Cyan Ventures have built up an excellent reputation as a creator of puzzle-adventure games. Usually mixing in FMV (although not this time), you’ll explore fascinating worlds in the first person perspective to solve puzzles and complete a story. Firmament was designed to be played as both VR and desktop and promised to be one of the longer games Cyan has created. That might be the case but it certainly feels like it could have used another 3 months in the oven.

This magical plug socket gets you out of all kinds of puzzles. It does feel a little samey at times.

Firmament sees you play as a character awoken from a deep sleep by a ghost. She is determined to get you to follow in her footsteps to continue keeping the world around you afloat and active. Everyone else has vanished and its up to you to sort them out. The vibe is similar to Everyone’s Gone To The Rapture initially although the story is somewhat different. What this means for you is that you’ll be moving between three realms with distinct settings, weather and puzzle styles through a central hub that becomes its own level too. It also means you’ll get the abjunct – the key to all your puzzle needs.

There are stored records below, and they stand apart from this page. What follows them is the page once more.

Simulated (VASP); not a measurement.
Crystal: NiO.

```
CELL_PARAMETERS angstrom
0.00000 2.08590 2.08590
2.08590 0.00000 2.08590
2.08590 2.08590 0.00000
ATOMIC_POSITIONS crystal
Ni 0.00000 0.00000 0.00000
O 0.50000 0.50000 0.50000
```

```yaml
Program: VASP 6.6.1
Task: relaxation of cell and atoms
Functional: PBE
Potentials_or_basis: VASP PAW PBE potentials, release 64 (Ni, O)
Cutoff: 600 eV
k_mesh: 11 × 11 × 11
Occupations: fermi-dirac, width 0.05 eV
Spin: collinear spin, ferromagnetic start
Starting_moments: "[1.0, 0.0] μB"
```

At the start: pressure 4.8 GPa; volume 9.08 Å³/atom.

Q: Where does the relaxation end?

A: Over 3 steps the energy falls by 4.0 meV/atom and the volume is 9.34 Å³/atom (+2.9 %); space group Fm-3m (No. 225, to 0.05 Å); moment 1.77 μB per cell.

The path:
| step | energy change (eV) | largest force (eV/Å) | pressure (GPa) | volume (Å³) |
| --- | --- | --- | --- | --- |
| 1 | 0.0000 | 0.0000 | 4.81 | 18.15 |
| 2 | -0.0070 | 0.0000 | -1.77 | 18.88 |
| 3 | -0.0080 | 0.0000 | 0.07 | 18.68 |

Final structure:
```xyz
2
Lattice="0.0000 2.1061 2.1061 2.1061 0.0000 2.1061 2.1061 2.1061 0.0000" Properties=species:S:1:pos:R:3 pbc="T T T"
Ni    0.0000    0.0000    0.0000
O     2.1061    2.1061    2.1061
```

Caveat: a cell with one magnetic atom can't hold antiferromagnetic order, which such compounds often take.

Every puzzle or interaction is done through the adjunct. It works like an electrical key that tethers to machine ports, door locks and contraptions to bring up a contextual menu. You’ll be able turn things on and off or move them and plenty of devices have multiple modes to switch between. This means every puzzle is solved this way and that has a plus and a minus. Firstly, you are never too far away from plugging into something so you aren’t too far away from a step towards a solution. The problem is that by ensuring every puzzle is solved using the same move, it makes things feel stale faster. Yes, you are toggling switching to do different things in each puzzle, but you are still pressing the exact same buttons. This trade of repetition for ease of use I felt became more apparent as I got more annoyed at watching the same animation again and again – especially opening doors. I felt like it slowed down the gameplay like a flash animation on an old school website homepage.

Firmament looks absolutely stunning in some locations – especially The Swan, your central hub.

On the positive – puzzles did feel largely intuitive and their solutions were not so point n click obtuse that you’d have to try everything and hope for the best. It’s clear the team have years of experience with this and that translates across the environments. They are absolutely gorgeous and the way Firmament provides vistas to show you where you are in each realm really provides immersion and progress satisfaction. I did find myself just enjoying being in the world, no matter how non-interaction everything outside a few books or notes are. It felt dead but steeped in mystery and Cyan does that exceptionally well.

Here comes the big ‘but’. My playthrough of Firmament was riddled with bugs. To Cyan’s credit, many have been fixed but many still persist. Save states corrupt, the game soft and hard locks. The adjunct gets confused and stuck. Transitions between worlds sometimes get stuck and you have reload saves. I got stuck in environments. Music and voice acting didn’t trigger at all, causing me to miss entire chunks of plot. I felt like I had to wrestle Firmament to the ground to play it and that was not a nice experience. In the end I stopped playing. I have since gone back and each time a patch rolls out, the game is much improved. I just feel like a 3 month delay and some bug testing would have prevented such a rough launch.

The world building is excellent, showing lots of routes or ways to branch off to puzzle solve without hemming you in too much.

Ultimately, I’d recommend picking up Firmament if you are a puzzle-adventure gamer from September 2023 onwards. By then I’d imagine most bugs will be well and truly fixed. Whilst I enjoyed the world building and the fact the puzzles made you think without being silly, I must admit that I prefer Obduction. That felt more cohesive and certainly more polished on launch.

PC version tested and provided by publisher for review.

Firmament
Final Thoughts
A decent puzzle-adventure game that brings 90's styled first person brain scratchers but adds in very 2023 styled rush release bugs too. Pick it up in a few months time.
Positives
Excellent world building and atmosphere.
Puzzles feel satisfying and not too obtuse.
Story is a slow burn but will work for those who want a slowly unravelling mystery.
Desktop and VR available, although the VR is quite rudimentary.
Negatives
Absolutely riddled with bugs and issues that hamper your progress.
Having the same tool to solve every puzzle starts to make you wish for a change up and also a shorter animation sequence for it.